So beside the BOOST_HANA_DEFINE_STRUCT macro, the usage remains the same.

Disadvantages

  • Use of ugly macro required
  • No context information for errors like type-mismatch available
  • Inherited members not considered
  • Proper support for enums is unlikely
  • Attempt to access private members can not be prevented

Enable reflection for 3rd party classes/structs

It is obvious that the previously shown examples do not work for classes defined in 3rd party header files as it requires adding an additional base class.

To work around this issue, one can use the REFLECTIVE_RAPIDJSON_MAKE_JSON_SERIALIZABLE macro. It will enable the toJson and fromJson methods for the specified class in the ReflectiveRapidJSON::JsonReflector namespace:

// somewhere in included header
struct ThridPartyStruct
{ ... };

// somewhere in own header or source file
REFLECTIVE_RAPIDJSON_MAKE_JSON_SERIALIZABLE(ThridPartyStruct)

// (de)serialization
ReflectiveRapidJSON::JsonReflector::toJson(...).GetString();
ReflectiveRapidJSON::JsonReflector::fromJson<ThridPartyStruct>("...");

The code generator will emit the code in the same way as if JsonSerializable was used.

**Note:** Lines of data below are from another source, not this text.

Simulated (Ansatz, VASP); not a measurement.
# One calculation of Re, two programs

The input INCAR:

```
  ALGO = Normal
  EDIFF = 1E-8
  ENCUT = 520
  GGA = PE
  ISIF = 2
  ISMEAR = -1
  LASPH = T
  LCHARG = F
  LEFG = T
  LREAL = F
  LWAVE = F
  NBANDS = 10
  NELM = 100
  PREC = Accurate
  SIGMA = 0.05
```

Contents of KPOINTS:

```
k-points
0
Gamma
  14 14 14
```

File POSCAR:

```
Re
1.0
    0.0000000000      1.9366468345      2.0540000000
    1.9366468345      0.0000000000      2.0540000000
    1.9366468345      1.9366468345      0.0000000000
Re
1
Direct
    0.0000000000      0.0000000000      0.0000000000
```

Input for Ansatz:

By the way, the functions in the ReflectiveRapidJSON::JsonReflector namespace can also be used when inheriting from JsonSerializable (instead of the member functions).

(De)serializing private members

By default, private members are not considered for (de)serialization. However, it is possible to enable this by adding friend methods for the helper functions of Reflective RapidJSON.

To make things easier, there's a macro provided:

struct SomeStruct : public JsonSerializable<SomeStruct> {
    REFLECTIVE_RAPIDJSON_ENABLE_PRIVATE_MEMBERS(SomeStruct);

public:
    std::string publicMember = "will be (de)serialized anyways";

private:
    std::string privateMember = "will be (de)serialized with the help of REFLECTIVE_RAPIDJSON_ENABLE_PRIVATE_MEMBERS macro";
};

Caveats

  • It will obviously not work for 3rd party structs.
  • This way to allow (de)serialization of private members must be applied when using Boost.Hana and there are any private members present. The reason is that accessing the private members can currently not prevented when using Boost.Hana.

Custom (de)serialization

Sometimes it is appropriate to implement custom (de)serialization. For instance, a custom object representing a time value should likey be serialized as a string rather than an object with the internal data members.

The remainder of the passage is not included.